I think it should be the goal of every organization that the next hire always be better than the last. They should get there by making sure that they train and build up every previous hire to be better than they were and making their teams be attractive to higher caliber recruits. A business really doing well should elevate all the employees - wages, skills, lifestyle - and that is what lets them hire well. But boy is it hard to communicate that scheme in two sentences at an all-hands pep talk.
As a wage slave, even spelled out like that it doesn't sound great to me. I don't care about how impressive the company is beyond it's ability to pay me. "Hey, you did a good job of making my company look good enough to hire people better than you." I'm not sure exactly how to put my discomfort with it into words, but being told I did a good job of improving the company's image just feels like a pat on the head and a "good boy." My goal here isn't to help you, it's to get you to give me money. Compliment me with a raise, not telling me how much more money you're making because of me. Bragging to employees about quarterly profits only actually cheers up the ones who drink the company koolaid at every job they ever work at. For the rest of us it means that we won't be out of a job because the company went under. I got an extra 2 hundred dollars from my salary this year from that and the guy announcing it got a hundred thousand dollar bonus. Great.

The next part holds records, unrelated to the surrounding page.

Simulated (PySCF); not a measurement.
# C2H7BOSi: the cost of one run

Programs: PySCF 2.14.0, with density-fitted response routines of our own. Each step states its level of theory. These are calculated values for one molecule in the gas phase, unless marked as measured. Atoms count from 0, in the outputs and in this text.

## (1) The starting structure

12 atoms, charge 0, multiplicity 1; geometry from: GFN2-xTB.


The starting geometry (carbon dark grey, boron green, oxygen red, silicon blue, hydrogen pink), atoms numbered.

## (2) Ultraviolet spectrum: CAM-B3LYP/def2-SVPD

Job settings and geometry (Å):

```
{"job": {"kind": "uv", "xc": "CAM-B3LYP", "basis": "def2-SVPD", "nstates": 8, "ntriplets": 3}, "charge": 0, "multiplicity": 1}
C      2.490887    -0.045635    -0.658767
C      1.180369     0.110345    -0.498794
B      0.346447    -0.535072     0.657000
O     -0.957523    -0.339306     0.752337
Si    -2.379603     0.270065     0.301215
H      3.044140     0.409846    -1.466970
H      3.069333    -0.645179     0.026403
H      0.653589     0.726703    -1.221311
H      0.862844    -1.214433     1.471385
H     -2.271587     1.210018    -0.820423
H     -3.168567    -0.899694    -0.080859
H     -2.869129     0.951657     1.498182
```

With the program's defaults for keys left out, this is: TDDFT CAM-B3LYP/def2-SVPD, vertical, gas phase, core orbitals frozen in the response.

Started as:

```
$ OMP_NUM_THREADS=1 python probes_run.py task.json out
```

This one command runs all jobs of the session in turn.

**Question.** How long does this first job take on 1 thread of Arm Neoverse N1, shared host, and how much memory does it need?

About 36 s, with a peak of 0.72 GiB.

That's what makes the communication so difficult to do well - when the boss comes in and says "We're doing great," the workers all assume he means corporate profits, but corporate profits don't attract good workers. Salary, benefits, and working conditions do. If the boss wants to make that point at a pep talk, he's got to go on a long tangent about how competitive salaries are, how much vacation everyone gets, yada yada, and by the end of that, saying "and we can hire really good entry-level workers," is kind of anticlimactic. I mean, who cares if this year's new hires graduated with median 3.2 GPA vs just 3.0 5 years ago? Better just not to phrase it that way, even if it is a positive metric for both new and established workers.